Pan-dems stoke fear of the PLA bogeyman
- Opposition lawmakers have resorted to the usual insults and scaremongering by questioning why soldiers from the Hong Kong garrison were allowed to help in the Typhoon Mangkhut clean-up
Lawmakers who represent Hong Kong people should thank the army garrison for sending hundreds of soldiers to help clean up debris and felled trees in country parks after Typhoon Mangkhut battered the city in September.
It wasn’t their job, only a charitable act. Cynics may call it a public relations exercise. Whatever it is, the 400 or so People’s Liberation Army soldiers had performed a useful service for the city.
But at a formal meeting in the legislature, opposition lawmakers Raymond Chan Chi-chuen and Claudia Mo Man-ching resorted to the usual insults and scaremongering by questioning why the soldiers were allowed outside their barracks, and to wear uniforms.
Chan asked whether the government would urge soldiers not to wear uniforms while performing volunteer or charitable work, the implication being that such appearances would scare the living daylights out of ordinary people.
Mo wanted to know whether the clean-up operation meant PLA soldiers could now go anywhere they wanted in Hong Kong.
She asked: “Has the government thrown its door wide open to allow PLA soldiers to walk around the city?”
Under the Basic Law and other long-standing laws of Hong Kong, the army is not allowed to interfere in Hong Kong affairs.
But PLA soldiers in the past have donated blood, cleaned elderly homes and visited kindergartens as well as performed as military bands at various official and social functions.
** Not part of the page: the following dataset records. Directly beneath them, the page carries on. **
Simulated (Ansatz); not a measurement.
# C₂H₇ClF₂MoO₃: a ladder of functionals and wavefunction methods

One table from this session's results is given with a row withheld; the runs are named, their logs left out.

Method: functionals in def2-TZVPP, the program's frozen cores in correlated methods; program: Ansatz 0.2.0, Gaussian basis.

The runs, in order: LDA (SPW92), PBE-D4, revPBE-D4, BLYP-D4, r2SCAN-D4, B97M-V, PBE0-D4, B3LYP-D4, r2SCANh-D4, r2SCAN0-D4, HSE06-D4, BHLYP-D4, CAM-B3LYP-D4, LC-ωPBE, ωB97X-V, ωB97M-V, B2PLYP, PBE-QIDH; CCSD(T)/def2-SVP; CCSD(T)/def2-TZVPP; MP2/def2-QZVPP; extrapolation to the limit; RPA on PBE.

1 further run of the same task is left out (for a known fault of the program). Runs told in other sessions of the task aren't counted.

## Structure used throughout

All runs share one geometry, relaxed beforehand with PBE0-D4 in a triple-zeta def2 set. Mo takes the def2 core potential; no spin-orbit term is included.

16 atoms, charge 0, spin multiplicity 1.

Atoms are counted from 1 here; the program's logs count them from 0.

They have cleaned beaches and planted trees. Such activities have not previously caused controversy. Are Chan and Mo saying soldiers can plant trees but not clean them up after a big storm?
Mo also demanded a definition of “a charitable event” that would allow the PLA to send soldiers outside the barracks. How about clearing felled trees?
In reality, such pan-democrat politicians are not worried that the PLA may try to interfere in local affairs and start rolling tanks onto our busy streets. What they want is to have no interaction between locals and the army so as to keep up the latter’s bogeyman image for the public.
God forbid if Hong Kong people find that PLA soldiers sent to Hong Kong turn out to be well-trained and highly disciplined, and that they perform useful community services from time to time to enhance their public image among the locals.